Is there anything more hilarious and sad than the right wing hysteria on Obama's foreign policy?
Sure, the "socialist economic policies" diatribes are amusingly off point... but conservatives have been so wrong on economic issues for so long that even they seem well aware that they can only stamp their feet while the parade passes them by. But on foreign policy... well, gosh darn it, they're serious... and they know stuff.
Of course, much - okay, most - of what passes for "deep thought" on foreign policy from the right comes down to the "big stick" theory of defense policy. If you can shoot it, hit it, or run a tank over it... well, I got your foreign policy, right here.
I'm even sympathetic, a little - in the Bush years, as everything about conservatism was reduced to caricature, the last thing to prop up a failing sense of right wing dominance was... well, that big stick.
Any guy will tell you... it's a sad day when you can't get it up anymore.
It's humbling, after all, to face that we can't beat everything into submission, that merely rattling that pistol in our pants can't get us everything we want. That's one reason I think lefties have nothing to concede about "the surge worked"... it did... but we had other options, ones we never tried.
Conservative hysteria, since Obama began his trip to Europe has been amazingly dense. First, they insisted - along with many "policy experts" - that Obama faced an impossible situation at the G20, that he'd alienated our best ally (Gordon Brown), and faced impossible intransigence from Sarkozy and Merkel. Turns out... not so much; Brown and Obama made clear that they were on the same page, while Sarkozy, by pretty much every estimation, folded like a cheap chair (not hard, considering the demand for "more regulation" is about as lefty as it gets).
Obama's willingness to listen to others, to find reasonable compromises, to expect a meeting like the G20 to actually produce outcomes... these are not remarkable ideas, or signs of weakness; but they do reflect a different way of doing things. And as with domestic policy, two things become apparent the "conservative alternative" - first that much of their supposed "strength" on the subject is debatable at best... and the fears that drive their approach deserve to be taken apart, and dismissed.
That's become especially clear on nuclear proliferation (which feels like the issue we'll be stuck with all my life... I remember these exact discussions when I was 12. In the seventies). Despite all the hand wringing and cries that rogue states will get the bomb any minute... neither Iran nor North Korea have quite panned out as the kind of threat the right sees. North Korea's "missile test" (or "satellite firing" in their terms), turned out to mostly be a dud. And American willingness, under Obama, to work on neotiated settlements seems able to keep both countries at least at the table.
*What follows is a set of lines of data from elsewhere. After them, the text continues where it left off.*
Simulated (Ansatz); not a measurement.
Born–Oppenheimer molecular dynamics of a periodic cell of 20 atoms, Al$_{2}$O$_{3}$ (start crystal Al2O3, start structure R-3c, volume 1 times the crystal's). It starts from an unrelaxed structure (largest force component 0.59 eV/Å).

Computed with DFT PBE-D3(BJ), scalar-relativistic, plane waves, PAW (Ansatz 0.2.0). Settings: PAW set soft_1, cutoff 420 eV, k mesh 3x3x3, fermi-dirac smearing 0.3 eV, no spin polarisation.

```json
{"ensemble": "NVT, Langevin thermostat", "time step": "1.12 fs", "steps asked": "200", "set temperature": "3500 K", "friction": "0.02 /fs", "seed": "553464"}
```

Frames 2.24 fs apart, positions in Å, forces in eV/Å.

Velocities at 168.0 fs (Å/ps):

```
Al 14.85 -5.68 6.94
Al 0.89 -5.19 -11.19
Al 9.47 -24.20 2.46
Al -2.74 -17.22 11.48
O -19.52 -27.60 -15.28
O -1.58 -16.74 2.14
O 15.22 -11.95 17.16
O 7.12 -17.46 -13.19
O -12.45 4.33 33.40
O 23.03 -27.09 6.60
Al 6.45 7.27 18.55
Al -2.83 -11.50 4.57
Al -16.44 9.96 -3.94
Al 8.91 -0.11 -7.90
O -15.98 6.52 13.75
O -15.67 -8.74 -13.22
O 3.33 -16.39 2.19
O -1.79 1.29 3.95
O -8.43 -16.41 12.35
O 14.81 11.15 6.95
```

Which is not the worst place to be. Personally, I'd rather be a lover than a fighter; what the right misses, I think, is that there's many ways to wield that stick, that we have power in our ability to affect change, to press for the ideas we believe in, rather than force change at the point of a gun (which, after all, is a lousy way to promote a "freedom agenda" or whatever it is that Bush babbled about in that incoherent second inaugural address).
And ultimately, thanks to all that gunplay of the Bush years, we don' have much choice; we squandered much of our effectiveness as a militray power proving that all out guns and money could barely amount to a worthwhile outcome in Iraq. Or Afghanistan (or Korea and Vietnam, just to be clear how long this has been going on). Our power to rattle the sabre and force results is far less than it was... and it's largely because the right's swaggering approach to foreign policy squandered it.
In the end, I don't think that's so bad; I think our period of world dominance, as much as it might be good to advance our American ideas of equality and freedom, came along with our bad habits of waste, casual indifference to the suffering of some (for the good of the many), and endless emphasis on needless consumerism. As nice and well meaning as we might be, as Americans we don't see ourselves at all for what we are, or what we can do, and why it might cause problems for others. Conservatives, whether dealing foreign or domestically, need to adapt to the new world... that they can't, as much as anything, keeps arguing for their obsolescence.
Now, as we sweep the streets we used to own, we don't have the luxury we used to of just assuming we can have our way... no matter how big our stick. And maybe we can finally face the lies we've told ourselves... about sticks and all those other metaphors ... when we accept that we no longer rule the world.
I'm more concerned with similarities between the Obama and Bush administrations than I am with their differences.
Have you been reading Glenn Greenwald? Obama has actually upped the ante on a president's ability to break laws. Not good.